If guilty, Hamadei would seem the perfect candidate for execution. Not only was the TWA passenger, Navy diver Robert D. Stethem, killed in cold blood, but 39 other passengers were forced to spend 17 harrowing days as hostages in Beirut. And now there is additional evidence that Hamadei was intent on even more killing. At only 22 years of age, he is a man to be reckoned with.

Then Richard Cohen goes on to say the following:

Terrorists court death. They do not put much of a premium on their own lives, not to mention the lives of others. Some of them willingly sacrifice themselves to further their cause.

He then describes the Marine barracks in Beirut.

The point of this article is the point of a letter from which I am going to read a part, from a former assistant U.S. attorney in Florida. Unless we waive the possibility of capital punishment we are not going to be able to extradite the perpetrators of these terrorist acts. The presence of that option is going to make it more difficult for us to extradite the terrorists we are seeking to put through the American system of justice.
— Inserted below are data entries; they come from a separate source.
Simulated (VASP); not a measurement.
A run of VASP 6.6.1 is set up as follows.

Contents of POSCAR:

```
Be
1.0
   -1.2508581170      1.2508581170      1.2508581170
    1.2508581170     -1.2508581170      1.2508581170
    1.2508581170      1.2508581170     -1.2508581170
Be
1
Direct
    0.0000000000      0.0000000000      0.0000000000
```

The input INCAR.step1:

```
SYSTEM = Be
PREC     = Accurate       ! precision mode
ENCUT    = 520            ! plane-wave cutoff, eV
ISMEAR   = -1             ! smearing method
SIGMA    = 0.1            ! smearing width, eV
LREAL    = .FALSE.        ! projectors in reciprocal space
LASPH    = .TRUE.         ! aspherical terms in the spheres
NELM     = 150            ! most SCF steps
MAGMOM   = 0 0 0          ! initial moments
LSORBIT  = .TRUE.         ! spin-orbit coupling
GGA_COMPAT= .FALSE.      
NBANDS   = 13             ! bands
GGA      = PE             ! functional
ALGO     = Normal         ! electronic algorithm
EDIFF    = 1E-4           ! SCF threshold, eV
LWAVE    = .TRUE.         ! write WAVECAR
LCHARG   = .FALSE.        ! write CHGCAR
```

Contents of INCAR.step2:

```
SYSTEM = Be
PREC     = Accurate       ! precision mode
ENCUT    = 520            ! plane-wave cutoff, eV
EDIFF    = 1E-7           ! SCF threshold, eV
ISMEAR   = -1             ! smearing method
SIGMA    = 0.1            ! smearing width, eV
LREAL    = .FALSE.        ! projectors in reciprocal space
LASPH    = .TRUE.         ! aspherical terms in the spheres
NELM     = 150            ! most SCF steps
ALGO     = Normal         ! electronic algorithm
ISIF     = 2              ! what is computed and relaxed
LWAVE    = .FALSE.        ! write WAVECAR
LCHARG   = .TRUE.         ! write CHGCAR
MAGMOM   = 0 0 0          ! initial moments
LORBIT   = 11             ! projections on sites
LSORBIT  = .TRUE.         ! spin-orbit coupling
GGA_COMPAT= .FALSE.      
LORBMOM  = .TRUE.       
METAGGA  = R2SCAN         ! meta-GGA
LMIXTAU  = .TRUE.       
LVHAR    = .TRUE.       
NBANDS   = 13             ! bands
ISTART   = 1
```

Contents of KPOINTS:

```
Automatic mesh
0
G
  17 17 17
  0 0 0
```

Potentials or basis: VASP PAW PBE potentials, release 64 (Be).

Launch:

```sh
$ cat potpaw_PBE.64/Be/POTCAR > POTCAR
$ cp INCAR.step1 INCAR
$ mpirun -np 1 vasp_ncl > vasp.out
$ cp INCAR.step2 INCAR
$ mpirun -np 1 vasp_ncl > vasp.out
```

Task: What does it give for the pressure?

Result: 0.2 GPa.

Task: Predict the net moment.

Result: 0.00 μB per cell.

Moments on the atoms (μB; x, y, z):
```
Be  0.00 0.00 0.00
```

Mr. President, I would like to read a letter from Richard Gregorie who was chief assistant U.S. attorney for the Southern District of Florida dated August 5, 1988. Here is what he wrote me:

Most of the countries in Europe and South and Central America will not extradite a defendant if that defendant faces the death penalty. In fact, in recent cases involving terrorism, the United States has had to agree to withdraw the death penalty in order to get defendants extradited to the United States. Colombia has abrogated its extradition treaty with the United States and no Colombians are being extradited at this time. In order to get the cooperation of countries in Europe and South and Central America, the United States must extend its diplomatic efforts. Passing legislation which provides for the death penalty would be useless in that they very defendants who might be subject to those penalties would not be extradited from their safe havens abroad.

This is the key point:

Further the existence of the death penalty may provide an excuse to countries in Central and South America and Europe to refuse to cooperate in sending drug kingpins to the United States for trial.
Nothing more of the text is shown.